As for shimming the diffs, the plastic cases fit the diffs pretty tight on the output side. So you really only need to shim the pinion. Ditch the Teflon washer and get some 8x6x.2mm shims to fit on the pinion. This size shim will only contact the inner race of the bearing and not hit the bearing shielding. This size can also be used to shim the spider gears if needed but the Emaxx diffs usually don't have too much play. You want to place them between the pinion gear and the first bearing. Assemble the diff including the drive cup or center shaft. Then pull out slightly on the pinion drive cup to make sure it's up against the bearing and turn to check the mesh. Once you're satisfied with the pinion depth, see if you can push the pinion in. If you can push the pinion in this obviously changes the pinion depth and mesh. Add shims behind the drive cup on the assembled diff until you can't push it in anymore. |
Originally Posted by Overdriven
(Post 13875087)
The diffs come with 30k fluid in them. Personally I liked my big block Maxx with the 30k so I'd at least try them out with that fluid.
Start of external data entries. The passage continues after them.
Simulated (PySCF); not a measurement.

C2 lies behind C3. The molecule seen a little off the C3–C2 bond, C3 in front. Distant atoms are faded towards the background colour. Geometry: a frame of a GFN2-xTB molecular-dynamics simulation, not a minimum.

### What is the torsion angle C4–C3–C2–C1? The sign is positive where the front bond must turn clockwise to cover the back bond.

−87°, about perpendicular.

As for shimming the diffs, the plastic cases fit the diffs pretty tight on the output side. So you really only need to shim the pinion. Ditch the Teflon washer and get some 8x6x.2mm shims to fit on the pinion. This size shim will only contact the inner race of the bearing and not hit the bearing shielding. This size can also be used to shim the spider gears if needed but the Emaxx diffs usually don't have too much play. You want to place them between the pinion gear and the first bearing. Assemble the diff including the drive cup or center shaft. Then pull out slightly on the pinion drive cup to make sure it's up against the bearing and turn to check the mesh. Once you're satisfied with the pinion depth, see if you can push the pinion in. If you can push the pinion in this obviously changes the pinion depth and mesh. Add shims behind the drive cup on the assembled diff until you can't push it in anymore. |
30k is like water in a maxx. I run 100k in my maxx with 1/8 buggy diffs, and 500k in my maxx with stock diffs.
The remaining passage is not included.